Lemma 6: If aJ+bO is divisible by J-O, then a + b is divisible by 3.

(1) Since aJ + bO is divisible by J-O, there exists a value mJ + nO such that:

aJ + bO = (mJ + nO)(J - O) = mJ² - mJO + nJO - nO²

(2) From the properties of G-Numbers (see above), we know that:

J² = -O
O² = -J
OJ = 1
-m = -mJ -mO
n = nJ + nO

(3) Applying these properties to (1), gives us:

aJ + bO = m(-O) -mJ - mO +nJ + nO -n(-J) = (2n-m)J + (n - 2m)O

(4) So that:
a = 2n-m
b = n-2m

(5) a + b = 2n -m + n - 2m = 3(n - m)

QED

Lemma 7: If 3 divides a + b, then J - O divides aJ + bO.

(1) So there exists g such that a + b = 3g
(2) We also support that there exists m,n such that n - m = g and 2n -m = a.
(3) This gives us that b = 3g -a = 3n - 3m - 2n + m = n - 2m.
(4) aJ + bO = (2n - m)J + (n - 2m)O
(5) Applying the reverse logic from above, we get:
(2n - m)J + (n - 2m)O = m(-O) -mJ - mO +nJ + nO -n(-J) =
=mJ² - mJO + nJO - nO² = (mJ + nO)(J - O)

QED

Lemma 8: If J - O doesn't divide aJ + bO, then (aJ + bO)³ ≡ ±1 (mod 9)

(1) Since J - O doesn't divide aJ + bO, we know that 3 doesn't divide a + b since:

(a) Assume that J-O doesn't divide aJ + bO
(b) Assume that 3 divides a + b
(c) Then by the Lemma above J-O divides aJ + bO
(d) But this is not true by the assumption in (a) so we have a contradiction and we reject the assumption in (b) and conclude that 3 doesn't divide a+b.

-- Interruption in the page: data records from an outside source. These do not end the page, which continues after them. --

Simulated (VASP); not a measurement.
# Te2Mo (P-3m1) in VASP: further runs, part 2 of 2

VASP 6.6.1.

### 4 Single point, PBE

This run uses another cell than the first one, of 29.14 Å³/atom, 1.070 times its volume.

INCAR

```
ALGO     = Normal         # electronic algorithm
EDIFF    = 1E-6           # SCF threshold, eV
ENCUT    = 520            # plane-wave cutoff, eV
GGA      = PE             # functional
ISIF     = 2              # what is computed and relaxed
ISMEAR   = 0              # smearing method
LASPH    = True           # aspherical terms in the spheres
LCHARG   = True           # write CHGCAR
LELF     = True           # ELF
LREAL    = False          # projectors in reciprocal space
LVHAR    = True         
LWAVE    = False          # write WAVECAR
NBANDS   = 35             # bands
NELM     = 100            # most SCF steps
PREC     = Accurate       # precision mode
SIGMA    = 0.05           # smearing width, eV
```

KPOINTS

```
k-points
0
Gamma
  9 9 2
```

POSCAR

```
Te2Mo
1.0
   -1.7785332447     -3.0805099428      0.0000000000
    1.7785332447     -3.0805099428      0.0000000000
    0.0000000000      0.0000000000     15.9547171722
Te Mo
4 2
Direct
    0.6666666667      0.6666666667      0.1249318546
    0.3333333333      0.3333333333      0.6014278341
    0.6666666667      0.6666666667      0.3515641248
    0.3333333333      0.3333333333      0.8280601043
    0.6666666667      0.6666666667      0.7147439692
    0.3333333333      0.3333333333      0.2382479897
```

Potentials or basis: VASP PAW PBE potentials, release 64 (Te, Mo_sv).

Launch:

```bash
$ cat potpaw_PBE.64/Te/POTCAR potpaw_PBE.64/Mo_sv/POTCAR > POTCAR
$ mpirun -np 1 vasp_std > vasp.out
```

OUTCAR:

(2) This means that we have the following possible cases:

(a) a = 3g, b = 3k ±1
(b) a = 3g ±1, b = 3k
(c) a = 3g ±1, b = 3k ±1

(3) Let λ = gJ + kO. Then in each of the three cases we have:

(a) (3g)J + (3k ±1)O = 3λ ±O
(b) (3g ±1)J + (3k)O = 3λ ±J
(c) (3g ±1)J + (3k ±1)O = 3λ ±1

(4) We can rewrite this as 3λ + ε where ε = ±O, ±J, or ±1.

(5) We can cube this result to get:
(3λ + ε)³ = (9λ² + 6λε + ε²)(3λ + ε) =
=27λ³ + 18λ²ε + 3λε² + 9λ²ε + 6λε² + ε³ =
= 9 (3λ³ + 3λ²ε + λε²) + ε³

(6) Additionally, we note that ε³ = ±1 since:

(a) O³ = -1
(b) (-O)³ = 1
(c) J³ = -1
(d) (-J)³ = 1
(e) 1³ = 1
(f) (-1)³ = -1

(7) Hence, we have shown that:
(aJ + bO)³ ≡ ±1 (mod 9).

QED

Lemma 9: J - O divides 3.

(1) 3 = 3J + 3O
(2) Since 3 + 3 is divisible by 3, then 3J + 3O is also divisible by J - O. [See above]

QED

Corollary 9.1: (J-O)³ divides 9.

(1) (J - O)³ = (J² - 2JO + O²)(J - O) =
J³ - 2J²O + JO² - J²O +2JO² - O³ =
-1 -3J²O + 3JO² + 1 =
3(JO² - J²O)

(2) Since O² = -J and J² = -O, we get:
3(O² - J²) = 3(O - J)(O + J) = 3(-1)(1)(J - O)

QED

Lemma 10: (J - O)² = -3

(1) (J - O)² = J² - 2JO + O²

(2) Since OJ = 1, -2JO = -2.

(3) Since O² = -J and J² = -O, we get J² + O² = -O + -J = -1(O + J) = -1.

QED

Ferdinand Gotthold Max Eisenstein

Ferdinand Gotthold Max Eisenstein was born in Berlin on April 16, 1823. His family was not well off. His father had served in the Prussian army for 8 years and when he returned to civilian life, he moved from the job to job throughout Ferdinand's youth.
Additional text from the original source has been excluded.